Hawthorn Hill

May 15, 2008 12:50 pm

By RICHARD J. deROSA

Walking

It is not necessary to travel to faraway places to get away. A walk will do just fine. I am not opposed to trips. I will be arriving back from one the day this column appears. But what I do question is the oft stated purpose as that of finding oneself, of traipsing off to remote regions of the globe in search of something that remains essentially the same no matter where one might be. I am not sure about a lot of things. My core principles aside, I hope it stays that way. But I do know for sure that no matter how far I am from home, whatever I am will forever be.

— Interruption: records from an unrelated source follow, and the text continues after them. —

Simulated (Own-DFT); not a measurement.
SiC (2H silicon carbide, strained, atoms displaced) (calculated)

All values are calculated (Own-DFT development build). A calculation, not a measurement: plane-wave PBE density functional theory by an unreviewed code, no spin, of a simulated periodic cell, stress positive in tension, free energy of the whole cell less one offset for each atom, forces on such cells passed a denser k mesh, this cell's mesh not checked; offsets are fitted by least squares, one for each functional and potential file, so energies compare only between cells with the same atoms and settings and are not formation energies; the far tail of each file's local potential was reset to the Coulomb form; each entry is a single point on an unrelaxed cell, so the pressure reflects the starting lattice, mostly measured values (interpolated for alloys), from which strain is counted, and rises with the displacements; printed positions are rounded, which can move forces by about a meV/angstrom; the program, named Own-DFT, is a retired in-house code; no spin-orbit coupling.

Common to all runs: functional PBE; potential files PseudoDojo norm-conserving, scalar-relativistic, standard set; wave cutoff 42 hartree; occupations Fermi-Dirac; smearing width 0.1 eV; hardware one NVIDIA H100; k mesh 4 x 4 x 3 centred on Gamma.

One of travel’s greatest gifts is its capacity for comparative thinking. The cultural differences one encounters offer enlightening ways of seeing ourselves more clearly, more perceptively. A long time ago, after spending close to three years in Southeast Asia, I took an extra year off to work my way to Paris. It was a memorable trip, not because I was able to hook up with my elusive real self (like it or not, always close at hand), but because I met a lot of very interesting people, saw some spectacularly beautiful countryside (a fair share of poverty as well), and had some illuminating inter-cultural experiences. When I ended up in Paris in February of 1971 before heading home several weeks later, I had quite a few experiences packed away to chew on for the rest of my life. Aside from being older, perhaps a bit wiser, I boarded the jet for New York with that core, unchanging me still by my side.

A friend who counseled me in my late teens reminded me that we are who we are. No escaping it. We can reshape and reconfigure ourselves, but that is about as far as it goes. Quirks and all, I have never despaired over my existential lot in life.

Travel is a sort of self-imposed cultural displacement. It is good to get out of one’s culture from time to time. Much as I always look forward to road trips and foreign travel, the best part of it all is being back home. It is one of the few places, at least these days, where the center holds.

Walking is an exercise in going nowhere and everywhere at the same time. I especially like the price. I walk for the pure joy of walking. It is an excellent form of exercise that does not at all feel like exercise, at least the type of artificial stuff that so many of us subject ourselves to in the name of feeling good while being alive.

I have never been successful at meditation. Walking enables me to, as essayist Amy Blackmarr puts it, “get beyond intellect.” It is a comforting place to be. A photographer I studied with many years ago told us one night that once he stopped being intellectual he felt a hell of a lot smarter. I understood what he meant then, but vaguely. Thirty-eight years later, what he said makes a lot of sense.

The longer the walk the better, since it takes a while to find the right stride. It also takes a while for the senses to shed their everyday inhibitions. Every once in a while I start out by trying an experiment. I make a conscious effort to think about something that is bothering me. I wish I could write that those times are infrequent! My intention is to see how long it takes me to forget what I started out thinking about. Most of the time I have walked a far piece before I remember that there was something on my mind at the start. By that time, I can toss it away easily. It is akin to driving a particular route to clock the mileage, something I do when I have walked a new route. I set the odometer to zero, drive the route, get home, shut the car off, go about my business and then remember a few days later that I had forgotten to note the mileage. Motion does work in mysterious way!

Young people are the ones who most often go off in search of themselves. There are lots of stories about these prospecting adventures. We have several in our family. I assume every family does. The trips vary in distance and duration. If they put the gadgets away for a few hours a day and walked, perhaps they would find what they are looking for much more quickly here at home.

We wish them well, knowing it is a journey they must take and there is no way we can convince them otherwise. We also know what they do not know.

Each of them is already the self searched for. I try to walk every day. It does not always work out that way.

But I try. The sights and sounds are wonderful. The end result is a cleared mind, a well exercised body, and a soul that feels lifted, unburdened. The best part is the world of thought that one visits. A favorite poet of mine wrote this line: “The world is the pleasure of thought.” That is what a walk is.